Best practices for Validated Sync
Delphix Engine controls the number of concurrent restore operations that can run on a staging environment by the validated sync workers, which means we throttle the number of restore operations done by validated sync workers running for different staging databases on the staging environment, with five executing at a time and others waiting for their turn as per First Come First Serve scheduling. This improves overall system performance by reducing resource contention, disk I/O, and network traffic. Also, note that this limit is per Delphix Engine connecting to the staging environment.
Validated sync is only supported for Oracle and SQL Server database types.
Following are the limiting factors that will come into play when looking at the performance of staging databases on a staging environment when a validated sync worker runs to keep up with the production databases:
Backup generation frequency: With higher backup frequency, increased restore time will be seen as the pre-provisioning worker will keep ingesting previous backups while new backups are being generated.
Staging database count: When multiple staging databases are hosted on the same server, the backup ingestion load on the staging host will increase. Additionally, if the frequency of backups is high, there will be a greater number of candidates (pre-provisioning workers) waiting in the queue.
Number of VDB hosted on the server
Multiple Delphix Engines connecting to the same staging environment will increase the number of parallel restore operations running on the staging environment and contribute to the performance.
Below are the troubleshooting steps for improving performance:
Have dedicated Staging servers for role/architecture separation from VDB
Add CPU/Memory
Decrease backup frequency
Introduce dedicated networks
Below is an example of the effect of concurrency on validated sync performances:
The below findings are from a non-production setup
Environment details
Staging Host: 64 GB Memory, 8 vCPUs, ESXi version: 7.0.3
Backup File Size: 200MB
User for linking: Database user
Setup notes:
No other operations were executed on the Delphix Engine other than pre-provisioning worker running.
No virtual database existed on the staging host.
The source servers and the Delphix Engine are all on the same on-prem data center.

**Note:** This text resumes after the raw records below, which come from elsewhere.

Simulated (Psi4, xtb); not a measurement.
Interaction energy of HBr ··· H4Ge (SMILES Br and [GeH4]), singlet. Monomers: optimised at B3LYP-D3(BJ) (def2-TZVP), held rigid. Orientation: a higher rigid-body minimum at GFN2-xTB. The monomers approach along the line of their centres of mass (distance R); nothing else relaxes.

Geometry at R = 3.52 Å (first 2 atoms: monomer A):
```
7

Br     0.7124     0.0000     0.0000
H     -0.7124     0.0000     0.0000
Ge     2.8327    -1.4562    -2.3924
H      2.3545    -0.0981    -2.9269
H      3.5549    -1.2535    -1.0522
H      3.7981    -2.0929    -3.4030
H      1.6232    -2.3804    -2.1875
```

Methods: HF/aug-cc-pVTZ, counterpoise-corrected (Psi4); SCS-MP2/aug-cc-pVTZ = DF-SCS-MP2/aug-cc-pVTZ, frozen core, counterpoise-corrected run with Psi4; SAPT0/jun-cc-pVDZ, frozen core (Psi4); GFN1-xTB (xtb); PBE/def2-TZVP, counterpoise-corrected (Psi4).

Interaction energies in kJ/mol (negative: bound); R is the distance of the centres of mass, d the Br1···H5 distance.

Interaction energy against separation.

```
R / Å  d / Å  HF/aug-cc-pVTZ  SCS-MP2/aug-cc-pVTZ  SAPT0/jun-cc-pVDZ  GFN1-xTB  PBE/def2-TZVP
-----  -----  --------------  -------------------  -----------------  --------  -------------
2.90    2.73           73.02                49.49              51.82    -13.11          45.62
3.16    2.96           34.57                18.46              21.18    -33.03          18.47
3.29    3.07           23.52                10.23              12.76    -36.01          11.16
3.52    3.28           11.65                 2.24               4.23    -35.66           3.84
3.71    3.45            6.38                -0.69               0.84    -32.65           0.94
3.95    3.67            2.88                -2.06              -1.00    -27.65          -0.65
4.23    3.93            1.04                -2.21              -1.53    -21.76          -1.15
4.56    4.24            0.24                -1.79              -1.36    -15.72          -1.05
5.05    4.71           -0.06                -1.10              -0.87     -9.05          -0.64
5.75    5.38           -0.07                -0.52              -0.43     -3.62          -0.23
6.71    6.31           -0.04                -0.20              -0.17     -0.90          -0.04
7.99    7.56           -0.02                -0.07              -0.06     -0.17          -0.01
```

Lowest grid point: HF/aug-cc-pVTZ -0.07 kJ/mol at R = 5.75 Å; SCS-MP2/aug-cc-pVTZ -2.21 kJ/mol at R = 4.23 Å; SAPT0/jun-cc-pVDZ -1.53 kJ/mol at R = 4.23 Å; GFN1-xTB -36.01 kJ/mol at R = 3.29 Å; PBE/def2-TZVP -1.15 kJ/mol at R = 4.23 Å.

Only one Delphix Engine was connecting to the staging host.
Performance Scenario 1
For a staging host with the above configuration supporting 50 staging databases on a single database instance, and with every dSource having a backup at the 15-minute interval, the time taken to restore these transaction logs stay under 13 minutes(< 750 seconds) on average and hence the staging databases keep up with the backups.
Performance Scenario 2
The same setup could support frequent backups, that is every 10 min, but required the staging databases to be reduced. For example, 40 staging databases on a single database instance could support backups every 10 minutes without causing any lag.